Choosing a venue: conference or journal?

by Michael Ernst (mernst@cs.washington.edu)
December, 2006

Contents:

(Also see my advice on writing a technical paper.)

(Note: This webpage is oriented toward computer scientists. The information is not necessarily accurate for other scientific fields.)

Should you publish your work in a conference or in a journal? Each is appropriate in certain circumstances. This webpage lays out some of the tradeoffs. (Note: I should expand it to discuss workshops as well.)

This information is accurate to the best of my knowledge, and it agrees with what top researchers tell me. However, it is not intended to impugn any particular conference or journal — there are always exceptions to a rule.

Why to prefer a conference

In computer science, your preference should be for conference publication. Here are some reasons.

Why to prefer a journal

There are situations in which journal publication is desirable.

The best papers at a conference are often solicited for expedited journal publication. I frequently decline these opportunities, but your circumstances may be different. Whether you accept this invitation should be based on the factors above, such as whether there is value to the community of an expanded version of the paper, and how much more work it is to prepare the journal version. (For example, is there a thesis, technical report, or other document with additional material beyond the conference paper? Even better, are there additions that were suggested by reviewers or during discussions at the conference?)
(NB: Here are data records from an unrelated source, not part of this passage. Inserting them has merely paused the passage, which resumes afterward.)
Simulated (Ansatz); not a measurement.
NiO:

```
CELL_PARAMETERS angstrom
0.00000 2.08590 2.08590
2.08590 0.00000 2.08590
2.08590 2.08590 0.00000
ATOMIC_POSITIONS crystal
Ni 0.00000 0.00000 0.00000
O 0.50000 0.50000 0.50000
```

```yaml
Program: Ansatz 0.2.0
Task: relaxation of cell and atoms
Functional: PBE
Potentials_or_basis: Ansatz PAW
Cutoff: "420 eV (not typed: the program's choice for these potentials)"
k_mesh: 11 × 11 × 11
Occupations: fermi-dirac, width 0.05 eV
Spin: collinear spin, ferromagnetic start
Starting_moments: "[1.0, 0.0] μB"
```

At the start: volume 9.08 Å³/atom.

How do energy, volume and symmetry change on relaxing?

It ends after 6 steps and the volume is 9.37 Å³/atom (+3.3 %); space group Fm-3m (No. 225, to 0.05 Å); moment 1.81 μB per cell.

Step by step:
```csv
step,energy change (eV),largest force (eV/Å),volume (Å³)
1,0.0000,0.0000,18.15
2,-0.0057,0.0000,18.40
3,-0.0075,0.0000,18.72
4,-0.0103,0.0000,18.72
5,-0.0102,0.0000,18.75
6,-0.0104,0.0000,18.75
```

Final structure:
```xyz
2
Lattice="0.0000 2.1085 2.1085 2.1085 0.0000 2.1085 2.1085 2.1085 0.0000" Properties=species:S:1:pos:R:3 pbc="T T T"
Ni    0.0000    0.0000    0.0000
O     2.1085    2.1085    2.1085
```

The journal version of a publication will be cited more than the conference version, because the journal version has a later date and thus seems more authoritative. This is a good thing if the journal version adds real value (or corrects problems!). However, if you have cluttered the paper with a lot of details that aren't crucial (like extra tables of results, experiments that support your point slightly less strongly than the main ones, or discussions of tangential issues), then your paper may actually have less impact because readers will get mired in the irrelevant details. Good writing can avoid such problems.

Other resources

Regarding the impact of conferences vs. journals, see the CRA Best Practices Memo, Evaluating Computer Scientists and Engineers For Promotion and Tenure and Bertrand Meyer et al.'s CACM article Research Evaluation for Computer Science.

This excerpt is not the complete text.